Jersey Tribunal Decisions

Jersey Tribunal Decisions

Priaulx v Valla Limited [2019] TRE201

This decision highlights that litigation privilege can only attach to communications with consultants who are not legally trained if the information provided is for the sole purpose of litigation. In this case the Defendant withheld the disclosure of certain pieces of correspondence it had with a HR Consultancy. The Tribunal held that the information provided during those pieces of correspondence were not for the sole purpose of litigation and subsequently ordered the Defendant to disclose those pieces of correspondence.

Action Point: This case highlights once again the potential pitfalls in making use of HR Consultants as opposed to instructing lawyers. Information provided to a lawyer for the purposes of seeking legal advice will attract legal advice privilege which cannot be disclosed in any subsequent proceedings.

Castanheira v Empire Catering Limited [2020] TRE 049

This decision highlights the importance of being open and transparent with an employee who is subject to a disciplinary hearing including who will be involved. It further highlights that if the decision of the disciplinary hearing is appealed that the appeal should be considered and conducted by people who were not involved in the original disciplinary hearing. This applies regardless of the size of an organisation. To not do so can expose an organisation to a claim for unfair dismissal which is what happened here, albeit the employees’ compensation claim was reduced by 100% due to the fact that they ultimately contributed to their dismissal.
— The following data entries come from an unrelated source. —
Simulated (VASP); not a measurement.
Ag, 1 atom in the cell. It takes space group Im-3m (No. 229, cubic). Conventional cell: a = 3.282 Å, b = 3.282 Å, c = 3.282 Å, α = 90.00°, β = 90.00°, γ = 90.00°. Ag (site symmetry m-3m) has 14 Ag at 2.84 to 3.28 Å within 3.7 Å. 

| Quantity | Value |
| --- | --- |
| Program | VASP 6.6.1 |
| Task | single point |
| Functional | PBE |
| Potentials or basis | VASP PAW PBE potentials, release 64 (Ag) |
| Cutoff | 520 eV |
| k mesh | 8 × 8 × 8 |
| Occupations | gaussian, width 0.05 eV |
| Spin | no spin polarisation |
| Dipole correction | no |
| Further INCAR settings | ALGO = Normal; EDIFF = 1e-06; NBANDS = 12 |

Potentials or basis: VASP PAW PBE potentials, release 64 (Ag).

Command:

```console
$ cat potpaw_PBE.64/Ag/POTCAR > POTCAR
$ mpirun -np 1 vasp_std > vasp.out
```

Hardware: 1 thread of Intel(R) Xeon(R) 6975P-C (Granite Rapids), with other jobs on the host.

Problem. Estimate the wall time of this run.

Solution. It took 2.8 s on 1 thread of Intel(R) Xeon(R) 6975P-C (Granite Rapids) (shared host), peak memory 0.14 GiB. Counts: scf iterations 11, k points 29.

Action Point: Ensure that your disciplinary procedure is easily accessible to employees. If you have any disciplinary hearings currently in progress ensure that you are open and transparent with the employee as to who will be involved. If there is to be an appeal ensure that the person hearing the appeal was not involved in the original disciplinary hearing.

Genee-McDermott v Methodist Homes for the Aged [2020] TRE013

The Tribunal held that an application for Flexible Working under Article 15A of the Employment (Jersey) Law 2003 does not have to expressly say that it is an application under Article 15A of the Employment (Jersey) Law 2003 so long as the remainder of the requirements of that article are contained in the application.

It is also important to emphasise that should an employer receive such an application from an employee that a meeting is scheduled to discuss it within 28 days of receipt regardless of current work pressures. In this case, the Employer admitted that it did not hold the meeting within 28 days but stated that this was because at that period during which the application was submitted was during their busy period. The Tribunal held that that was no excuse to not comply with their statutory obligation.

Action Point: Ensure that any requests for Flexible Working are actioned and dealt with promptly.